Bank levy hits big banks harder
The new bank levy is becoming weighted more towards the bigger banks, the Treasury has announced. And the tax rate is being increased fractionally.
It is still being charged largely on banks' short-term wholesale finance, the money they borrow for short periods from other financial institutions, corporates and very wealthy individuals, and on uninsured retail deposits (so deposits greater than £50,000).
However for each bank the first £20bn of such funding will now be exempt from the tax. Which means that banks with balance sheets only a touch bigger than £20bn will be more-or-less exempt from the tax (and those with balance sheets less than £20bn will be completely exempt).
In other words, the giant banks based in the UK will pay the lion's share of the tax. And in respect of British banks, the bulk of the tax will be paid by Royal Bank of Scotland, Barclays, HSBC and Lloyds.
In 2011, the levy rate will be 0.05%, with a 50% discount applied to uninsured retail deposits. The following year the rate rises to its permanent rate of 0.075% (and again half that for uninsured retail deposits).

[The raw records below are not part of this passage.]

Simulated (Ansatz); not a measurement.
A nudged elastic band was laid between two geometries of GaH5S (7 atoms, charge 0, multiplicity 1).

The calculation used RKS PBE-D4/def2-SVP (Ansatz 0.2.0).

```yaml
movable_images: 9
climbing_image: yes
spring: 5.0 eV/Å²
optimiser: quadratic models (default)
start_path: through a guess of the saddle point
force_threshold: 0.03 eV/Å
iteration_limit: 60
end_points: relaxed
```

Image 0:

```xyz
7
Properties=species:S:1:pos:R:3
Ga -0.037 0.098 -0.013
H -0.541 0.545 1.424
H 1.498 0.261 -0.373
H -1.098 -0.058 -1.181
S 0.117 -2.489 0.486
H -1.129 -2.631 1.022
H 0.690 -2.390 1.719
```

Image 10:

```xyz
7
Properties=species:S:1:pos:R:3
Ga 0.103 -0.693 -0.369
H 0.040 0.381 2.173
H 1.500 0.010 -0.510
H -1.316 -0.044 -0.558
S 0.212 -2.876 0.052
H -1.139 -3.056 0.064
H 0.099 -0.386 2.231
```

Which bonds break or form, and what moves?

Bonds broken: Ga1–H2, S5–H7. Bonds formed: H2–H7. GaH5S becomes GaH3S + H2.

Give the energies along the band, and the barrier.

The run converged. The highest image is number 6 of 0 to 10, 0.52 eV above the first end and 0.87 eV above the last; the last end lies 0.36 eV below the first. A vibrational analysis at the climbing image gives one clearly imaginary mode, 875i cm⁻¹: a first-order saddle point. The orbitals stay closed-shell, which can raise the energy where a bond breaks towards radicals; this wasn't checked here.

These rates represent increases of 0.01 of a percentage point in 2011 and 0.005 of a percentage point in 2012 and onwards compared with the earlier indicated rates.
However because of tweaks in the way the levy is applied, the Treasury expects to raise only around £100m per annum more revenue from the tax than its earlier estimate.
So over the coming four years, the Treasury expects to receive a total of £8.8bn from the tax, with the take rising from £1.3bn next year to £2.6bn in 2013 and 2014.
As for individual banks, well it is difficult to be sure how much they will end up paying, because all of them are trying to reduce their reliance on the kind of short-term wholesale funding where the full levy rate applies.
However, if the tax had been applied to Royal Bank of Scotland's balance sheet at the end of 2009, it would have paid around £500m to the Exchequer.
Which is not a trivial sum of money, but is well under half of what RBS paid out in bonuses.
And of course the £2.6bn to be paid by the banks each year is a rounding error in the context of the £1.2 trillion of support provided by British taxpayers to the banking sector (in the form of investment, loans and guarantees) to keep the banks afloat at the height of the 2008-9 crisis.
Update 1055: RBS has calculated that, based on its 2009 balance sheet, the bank levy would cost it £315m in 2011 and £473m in 2012. But remember that, like all the big banks, RBS is both shrinking its balance sheet and trying to become less reliant on short-term wholesale funding. So it may well end up paying rather less.